But there’s still more to learn! Suppose we wanted to take things one step further and find the optimal value of \(\lambda\) for any given value of \(\mu\). In other words, suppose we wanted the value of \(\lambda\) that minimizes the MSE of our shrinkage estimator given a particular assumed value for \(\mu\). Since \(\text{MSE}[\hat{\mu}(\lambda)]\) is a quadratic function of \(\lambda\), as shown above, this turns out to be a fairly straightforward calculation. Differentiating, \[ \begin{align*} \frac{d}{d\lambda}\text{MSE}[\hat{\mu}(\lambda)] &= \frac{d}{d\lambda}[(1 - \lambda)^2 + \lambda^2 \mu^2] \\ &= -2(1 - \lambda) + 2\lambda \mu^2 \\ &= 2 [\lambda (1 + \mu^2) - 1]\\ \\ \frac{d^2}{d\lambda^2}\text{MSE}[\hat{\mu}(\lambda)] &= 2(1 + \mu^2) > 0 \end{align*} \] so there is a unique global minimum at \(\lambda^* \equiv 1/(1 + \mu^2)\). This gives the optimal shrinkage factor in the sense that it minimizes the MSE of the shrinkage estimator. Substituting \(\lambda^*\) into the expression for \(\text{MSE}[\hat{\mu}(\lambda)]\) gives: \[ \begin{align*} \text{MSE}[\hat{\mu}(\lambda^*)] &= \left(1 - \frac{1}{1 + \mu^2} \right)^2 + \left(\frac{1}{1 + \mu^2}\right)^2 \mu^2 \\ &= \left( \frac{\mu^2}{1 + \mu^2}\right)^2 + \left(\frac{1}{1 + \mu^2}\right)^2 \mu^2 \\ &= \left( \frac{1}{1 + \mu^2}\right)^2 (\mu^4 + \mu^2) \\ &= \left( \frac{1}{1 + \mu^2}\right)^2 \mu^2(1 + \mu^2) \\ &= \frac{\mu^2}{1 + \mu^2} < 1. \end{align*} \]

Recap

We’re moments away from having all the ingredients we need to introduce Stein’s Paradox! But first let’s review what we’ve uncovered thus far. We’ve seen that the shrinkage estimator can improve on the ML estimator in terms of MSE provided that \(\lambda\) is chosen judiciously: it needs to be between zero and \(2/(1 + \mu^2)\). The optimal choice of \(\lambda\), namely \(\lambda^* = 1 / (1 + \mu^2)\), gives an MSE of \(\mu^2/(1 + \mu^2)\). This is always lower than one, the MSE of the ML estimator.

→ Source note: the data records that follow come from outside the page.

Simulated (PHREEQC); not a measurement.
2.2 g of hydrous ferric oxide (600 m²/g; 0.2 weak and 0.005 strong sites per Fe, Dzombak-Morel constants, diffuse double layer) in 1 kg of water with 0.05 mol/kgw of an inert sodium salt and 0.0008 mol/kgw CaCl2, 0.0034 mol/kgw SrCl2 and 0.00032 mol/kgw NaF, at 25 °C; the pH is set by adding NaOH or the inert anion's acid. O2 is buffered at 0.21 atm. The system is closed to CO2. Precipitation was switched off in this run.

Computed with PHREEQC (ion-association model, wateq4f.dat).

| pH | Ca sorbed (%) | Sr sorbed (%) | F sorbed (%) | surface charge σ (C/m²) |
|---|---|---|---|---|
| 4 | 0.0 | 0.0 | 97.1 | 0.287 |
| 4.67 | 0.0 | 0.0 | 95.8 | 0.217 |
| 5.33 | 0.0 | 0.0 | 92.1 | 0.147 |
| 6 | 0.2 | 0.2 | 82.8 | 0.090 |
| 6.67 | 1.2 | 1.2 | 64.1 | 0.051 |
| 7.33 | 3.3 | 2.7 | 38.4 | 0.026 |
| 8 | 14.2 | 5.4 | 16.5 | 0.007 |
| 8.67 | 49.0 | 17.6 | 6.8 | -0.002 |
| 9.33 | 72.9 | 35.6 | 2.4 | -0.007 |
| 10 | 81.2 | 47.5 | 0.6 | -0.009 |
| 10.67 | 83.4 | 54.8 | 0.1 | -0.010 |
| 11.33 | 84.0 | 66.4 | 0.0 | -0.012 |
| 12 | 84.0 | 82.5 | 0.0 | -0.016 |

There’s just one massive problem we’ve ignored this whole time: we don’t know the value of \(\mu\)! As seen from the figure plotted above, the MSE curves for different values of \(\lambda\) cross each other: the best one to use depends on the true value of \(\mu\). This doesn’t mean that all is lost. Perhaps in practice we have some outside information about the likely value of \(\mu\) that could help guide our choice of \(\lambda\). What it does mean is that there’s no “one-size-fits-all” value.

Admissibility

It’s time to introduce a bit of technical vocabulary. We say that an estimator \(\tilde{\theta}\) dominates another estimator \(\hat{\theta}\) if \(\text{MSE}[\tilde{\theta}] \leq \text{MSE}[\hat{\theta}]\) for all possible values of the parameter \(\theta\) being estimated and \(\text{MSE}[\tilde{\theta}] < \text{MSE}[\hat{\theta}]\) for at least one possible value of \(\theta\).⁶ In words, this means that it never makes sense to use \(\hat{\theta}\) in preference to \(\tilde{\theta}\). No matter what the true parameter value is, you can’t do worse with \(\tilde{\theta}\) and you might do better. An estimator that is not dominated by any other estimator is called admissible; an estimator that is dominated by some other estimator is called inadmissible. The concept of admissibility in decision theory is a bit like the concept of Pareto efficiency in microeconomics. An admissible estimator is only “good” in the sense that it doesn’t leave any money on the table: there’s no way to do better for one parameter value without doing worse for another. In a similar way, a Pareto efficient allocation in economics is one in which no individual can be made better off without making another person worse off.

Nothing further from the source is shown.